A bit less than a week ago, the family received news that there was a set of donor lungs only to find out that once the lungs were harvested that the lungs were not viable. A day later, Kurt was taken off of the donor list (he had deteriorated that much). The day after that his family agreed to take him slowly off of life supports. Kurt died at 6:00 p.m. on Thursday.

I was saddened by Kurt's death. It seemed unfair that this man who so many talked about as kind and courageous was taken from life too soon. However, was particularly difficult for me to cope with was the impact that his death would have on his wife, his sister(s), and his mother. I identified with all three of these women because it could have easily been me - not the one dying, but the one left behind. I would be heartbroken, as a sister, if anything happened to any one of my brothers or sisters. I would be completely devastated if anything were to happen to my husband. If anything were to happen to my daughter - I think I'd rather die, too. His mom, Sheryl, losing her son is what as stuck with me the most. I grieve for her in what feels like an unnatural occurrence. It doesn't seem "right" when children die before their parents. 

I appreciate Kurt and his family opening up about their lives - Kurt's battle with Cystic Fibrosis; his life as Kurt 2.0 (as he called it); and then the last chapter of his life that his wife subsequently documented for the rest of us. I have a lump in my throat as I think about the post that Kurt's wife posted today - the letter that he wrote to her in January just in case another lung transplant was not successful or possible. (Read From the man I loved).

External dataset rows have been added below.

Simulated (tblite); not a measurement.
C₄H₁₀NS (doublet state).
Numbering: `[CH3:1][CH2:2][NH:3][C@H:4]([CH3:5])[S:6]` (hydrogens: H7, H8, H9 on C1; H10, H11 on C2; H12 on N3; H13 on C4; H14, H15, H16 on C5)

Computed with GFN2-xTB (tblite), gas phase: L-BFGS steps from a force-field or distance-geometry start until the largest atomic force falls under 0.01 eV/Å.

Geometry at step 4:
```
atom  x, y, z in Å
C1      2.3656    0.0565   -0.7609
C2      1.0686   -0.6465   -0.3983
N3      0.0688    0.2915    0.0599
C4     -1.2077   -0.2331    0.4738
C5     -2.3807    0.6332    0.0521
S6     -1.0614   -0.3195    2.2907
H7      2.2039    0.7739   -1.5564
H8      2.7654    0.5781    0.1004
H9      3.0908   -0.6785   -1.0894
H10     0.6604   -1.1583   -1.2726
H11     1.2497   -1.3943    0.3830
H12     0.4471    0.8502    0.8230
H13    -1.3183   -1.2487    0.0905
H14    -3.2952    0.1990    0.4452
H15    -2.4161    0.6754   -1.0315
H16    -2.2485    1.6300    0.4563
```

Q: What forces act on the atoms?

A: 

I thought that when my dad died in 2010 that I had gained perspective. In the business of work and life, I have veered off of that perspective and have become unbalanced. Kurt's story, his family's story, has refocused my perspective. My work is important to me, but at the end of the day, I will be actively appreciating and taking advantage of every moment with my husband, my beautiful daughter, my extended family. Life is too short.